Today, the Convention on the Rights of the Child remains the only formal global effort to improve children’s rights and the most widely ratified human rights treaty in history. Only three U.N. member nations have not ratified the treaty: Somalia, South Sudan and the United States.
“The Convention on the Rights of the Child is a promise from our global community to all children,” said Dr. Jody Heymann, founding director of the World Policy Analysis Center and dean of the UCLA Fielding School of Public Health. “Everyone deserves to know whether their country is fulfilling that promise and how it compares to other countries facing similar opportunities and constraints.”
To mark the 25th anniversary of the CRC on November 20, the center assessed 190 U.N. countries’ progress toward fulfilling the CRC’s commitment to children in critical areas such as the right to education, protection from child labor and child marriage, and discrimination of children with disabilities.

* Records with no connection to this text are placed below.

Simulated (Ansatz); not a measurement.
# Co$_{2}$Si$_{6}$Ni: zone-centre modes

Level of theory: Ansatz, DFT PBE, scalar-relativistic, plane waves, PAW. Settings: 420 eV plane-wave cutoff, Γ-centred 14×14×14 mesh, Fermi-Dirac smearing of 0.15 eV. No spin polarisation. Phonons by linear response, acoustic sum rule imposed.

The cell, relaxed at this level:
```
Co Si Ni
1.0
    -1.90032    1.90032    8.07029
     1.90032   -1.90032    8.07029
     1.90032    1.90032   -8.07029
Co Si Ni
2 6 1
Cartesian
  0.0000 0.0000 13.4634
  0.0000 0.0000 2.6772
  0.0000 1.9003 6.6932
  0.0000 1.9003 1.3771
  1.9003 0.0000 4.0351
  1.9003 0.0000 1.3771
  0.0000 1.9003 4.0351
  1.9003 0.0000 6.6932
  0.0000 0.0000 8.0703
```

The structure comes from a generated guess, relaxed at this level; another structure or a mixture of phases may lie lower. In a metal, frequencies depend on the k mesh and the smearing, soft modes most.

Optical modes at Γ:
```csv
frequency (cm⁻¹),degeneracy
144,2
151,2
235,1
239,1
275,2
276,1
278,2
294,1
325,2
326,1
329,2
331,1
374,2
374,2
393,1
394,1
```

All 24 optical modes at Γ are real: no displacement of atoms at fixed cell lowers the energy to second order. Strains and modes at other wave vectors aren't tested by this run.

How are the world’s children faring?
Heymann noted that the welfare of children is dependent on social conditions.
“Working parents need paid leave so they can afford to care for their newborns,” she said. “Financially feasible education shapes which children have a chance to attend school and for how long. Wages that enable families to exit poverty shape the conditions under which children live.
“The Convention on the Rights of the Child laid the foundation 25 years ago for all children to have a chance at healthy development, so they can thrive now and grow up to lead healthy and productive adult lives. But this will only come to fruition if we are as focused on the CRC’s full implementation as on its passage.”
The U.S., which signed but has not ratified the convention, has passed and enforced a number of laws to protect children. But it remains the only high-income nation in the world without national paid maternity or parental leave. Parental leave, both maternal and paternal, is critical to a child’s health, development and wellness.
“With the passage of the CRC, the rights of the world’s youngest citizens were recognized,” Heymann said. “Yet we still lag far behind on the implementation of universal protections important to children’s healthy development.”
The World Policy Analysis Center is the first and largest data center providing quantitatively analyzable data on policies in all 193 U.N. member states in a range of critical areas, including education, health, environment, poverty, families, adult labor, marriage, childhood, child labor, equal rights and discrimination, aging, disability and gender. Its resource bank is the first global effort to analyze laws, policies and constitutional rights that show whether countries are following through with their commitments to children. The one-of-a-kind compilation of global data includes easy-to-use maps, fact sheets, infographics and in-depth reports.